Tara and Scott SCUBA along the Wall at Runway Ten, 15 m deep, San Salvador, Bahamas.
Research conducted with: Carrie Bishop, Katie Kettler, J.P. Oehrtman, Joel Thrash
Contamination associated with wastewater effluent and micropollutants has been researched for many years as a source of water quality degradation; additionally these processes have been linked with the development of eutrophication. Eutrophication can be simply defined as the process of increasing primary production as a result of increased nutrient loading. Consequently, this result can lead to significant changes in marine community structure in a couple of different ways; either by “shifting” species composition among groups of primary producers (benthic algae, phytoplankton, or macrophytes), or by completely changing a dominance type. For example, a shift from a macrophyte-dominated system to an algae-dominated system, or algae-dominated to an angiosperm-dominated system (Portielje et. al., 1995).
Primarily, water quality problems associated with nutrient loading and the process of eutrophication can be strongly linked to point-source pollution or effluent pipes. Effluent wastewater may contain a wide range of organic compounds depending on its source; commonly ammonia, nitrogen, and phosphates from untreated or partially-treated sewage. Dissolved oxygen content may also be a factor when present with other compounds. Often times, aquatic systems are characterized by high nutrient and contaminant loading from both urban and agricultural input. These systems are usually highly productive, supporting a wide range of plant and animal species and maintaining complex food chains (Koelmans et. al., 2001).

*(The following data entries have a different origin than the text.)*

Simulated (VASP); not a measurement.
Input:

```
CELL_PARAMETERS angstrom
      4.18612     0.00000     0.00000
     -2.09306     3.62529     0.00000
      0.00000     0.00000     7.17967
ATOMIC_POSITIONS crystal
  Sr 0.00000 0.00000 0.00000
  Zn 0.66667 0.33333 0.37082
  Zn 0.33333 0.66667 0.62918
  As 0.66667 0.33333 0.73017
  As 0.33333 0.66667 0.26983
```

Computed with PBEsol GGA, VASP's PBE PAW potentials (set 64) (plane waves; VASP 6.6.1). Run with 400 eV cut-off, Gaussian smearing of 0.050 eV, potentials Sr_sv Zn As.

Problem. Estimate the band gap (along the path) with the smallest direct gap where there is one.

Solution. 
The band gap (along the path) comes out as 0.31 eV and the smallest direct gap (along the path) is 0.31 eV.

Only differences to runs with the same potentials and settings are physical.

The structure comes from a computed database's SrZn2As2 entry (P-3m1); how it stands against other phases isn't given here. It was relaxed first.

San Salvador, Bahamas is one particular area where this potential for nutrient loading and eutrophication may be in existence. The Gerace Research Center, located on the north side of the island, utilizes an effluent pipe to directly release both wastewater and untreated sewage directly into Graham’s Harbor. Consequently, ammonia wastes, nitrogens, carbons, dissolved oxygen, as well as freshwater is being introduced to the saltwater, marine ecosystem of the harbor. As a result, these compounds and solutions will invariably have an affect on primay production, specifically the abundance and diversity of algal and grass species within a proximate area of the effluent source.
In a study performed by Llorens et. al. (1993), they state that the development of blooms of green algae, along with phytoflagellates and other microorganisms such as diatoms is an indication of “low organic loading.” However, they additionally mention that algal growth and primary productivity largely depend on solar radiation and temperature, and are affected additionally by organic loading and nutrient availability. Because of this, it may be difficult to ascertain how a combination of these factors will affect an aquatic community in relation to dominant types and species composition in an area such as Graham’s Harbor.
For our study of Graham’s Harbor, we hypothesize that the areas within closest proximity to the effluent pipe will show higher concentrations of algae and grass species when compared to areas up current. Additionally, we estimate that this area will show a lower species diversity and species individuals will be more productive in growth (taller).
The initial task was to determine the number of transects and samples to take around the effluent pipe. Five transects were measured at 10m increments with the central transect located at the pipe, while the four remaining transects were placed 10m and 20m both “up current” and “down current” of the pipe. Each transect was measured to a length of 20m off shore and divided up into five 4m increments along the length. Measurements of percent coverage were taken using a 0.5m2 quadrant, two measurements were recorded at each of the five increments of a transect (20m, 16m, 12m, 8m, 4m). Figure 1. displays the experiment grid.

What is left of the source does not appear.